Our framework may reveal that many "fundamental" aspects of physics are artifacts of human choice rather than natural necessities. Consider:
Arbitrary unit relationships: We express velocity as m/s, but s/m (time per unit distance) could be equally valid. The AI might discover that certain problems compress better using "timeliness" (s/m) rather than speed—particularly in contexts like traffic flow or wave propagation where time-to-traverse a fixed distance is more natural than distance-per-time. In human contexts, there is an interesting example: The US uses miles per gallon, while Europe uses litre per km.

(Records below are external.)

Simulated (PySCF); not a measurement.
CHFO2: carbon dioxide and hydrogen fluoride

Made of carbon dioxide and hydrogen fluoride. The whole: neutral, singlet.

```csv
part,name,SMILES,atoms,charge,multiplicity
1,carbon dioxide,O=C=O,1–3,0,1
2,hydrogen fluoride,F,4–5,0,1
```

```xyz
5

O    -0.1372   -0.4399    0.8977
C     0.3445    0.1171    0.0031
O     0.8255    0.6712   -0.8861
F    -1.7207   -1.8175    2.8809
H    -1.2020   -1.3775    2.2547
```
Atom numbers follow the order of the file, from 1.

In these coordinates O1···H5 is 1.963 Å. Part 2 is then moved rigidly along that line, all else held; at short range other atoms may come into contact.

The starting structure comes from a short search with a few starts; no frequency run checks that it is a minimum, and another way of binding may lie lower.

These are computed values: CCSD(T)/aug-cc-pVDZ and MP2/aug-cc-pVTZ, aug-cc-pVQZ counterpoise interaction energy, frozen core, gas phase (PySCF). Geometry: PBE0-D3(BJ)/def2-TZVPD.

Selective derivatives: Human physics privileges certain derivatives—velocity (dx/dt), acceleration (d²x/dt²)—while ignoring others. Why not dt/dx (time rate per unit distance) or higher-order derivatives? The AI might discover that d³x/dt³ (jerk) or even fractional derivatives provide more compact descriptions for certain phenomena. Our calculus itself may be just one possible mathematical framework.
Dimensional choices: We treat length, mass, and time as fundamental, but the AI might discover that energy-momentum-action or entirely different dimensional bases provide more natural compressions. Perhaps what we call "fundamental constants" are artifacts of poor dimensional choices.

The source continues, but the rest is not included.